Upon arriving in orbit, their ship is badly damaged and Viktor is forced into the onboard freezer systems. They are eventually rescued and unfrozen four hundred of the colony's years later, to find the colony in an even more desperate situation. The star around which the colony's world orbits has dimmed considerably (owing to the energy being siphoned off to accelerate it) and they are now travelling so fast that, because of relativistic effects, the universe around them has shrunk to a bright dot. The colony has become factionalized and heavily religious, with scientific investigation discouraged.
Viktor is eventually frozen again for attempting to investigate why they have been accelerating. He wakes four thousand of the colony's years later, to find the far descendants of the colony have rebuilt their society into habitats closely orbiting the dim star (a brown dwarf) and created a high-technology civilization dedicated to pleasure and comfort. He makes his way, eventually, to the former colony to find only a few fellow-colonists unfrozen and attempting to rebuild it. His unique status as someone who was born on "old Earth" brings publicity to their efforts and the rebuilding forges ahead.

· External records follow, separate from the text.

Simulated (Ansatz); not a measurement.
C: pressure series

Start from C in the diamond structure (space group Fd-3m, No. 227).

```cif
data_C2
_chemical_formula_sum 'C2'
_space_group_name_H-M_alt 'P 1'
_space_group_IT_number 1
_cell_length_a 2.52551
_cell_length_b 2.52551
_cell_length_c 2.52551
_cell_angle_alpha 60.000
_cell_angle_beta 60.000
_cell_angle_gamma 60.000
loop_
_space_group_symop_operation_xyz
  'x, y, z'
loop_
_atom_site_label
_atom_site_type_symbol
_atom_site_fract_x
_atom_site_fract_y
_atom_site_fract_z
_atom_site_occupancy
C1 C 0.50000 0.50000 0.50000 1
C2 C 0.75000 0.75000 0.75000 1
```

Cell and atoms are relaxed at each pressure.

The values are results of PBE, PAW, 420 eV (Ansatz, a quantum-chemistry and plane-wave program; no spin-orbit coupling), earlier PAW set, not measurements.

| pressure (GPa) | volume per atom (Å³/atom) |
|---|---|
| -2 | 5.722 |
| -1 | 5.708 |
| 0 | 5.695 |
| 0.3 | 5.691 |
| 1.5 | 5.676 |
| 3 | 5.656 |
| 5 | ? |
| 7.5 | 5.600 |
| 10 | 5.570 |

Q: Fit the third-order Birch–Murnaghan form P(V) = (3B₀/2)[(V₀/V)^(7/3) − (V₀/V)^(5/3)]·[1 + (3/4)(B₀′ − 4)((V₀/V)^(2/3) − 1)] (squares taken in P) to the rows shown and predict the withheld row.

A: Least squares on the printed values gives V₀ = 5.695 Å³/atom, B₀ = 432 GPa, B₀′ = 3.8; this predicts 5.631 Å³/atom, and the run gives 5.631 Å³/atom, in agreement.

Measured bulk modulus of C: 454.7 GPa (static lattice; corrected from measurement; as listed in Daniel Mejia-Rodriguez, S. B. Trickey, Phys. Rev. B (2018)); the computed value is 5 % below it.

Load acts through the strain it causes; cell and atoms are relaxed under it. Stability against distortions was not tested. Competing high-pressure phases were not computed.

During the four thousand years of Viktor's frozen sleep, the star system has been slowed again. After the vast amount of time that has passed, all that remains of the once young universe are dead stars and black holes, with Wan-To desperately surviving on the energy provided by proton decay. Wan-To receives a tachyon transmission from his long-forgotten systems and makes preparations to move into these last remaining stars — believing that the small matter creatures inhabiting the system are irrelevant and can be destroyed as a result should they become an irritation.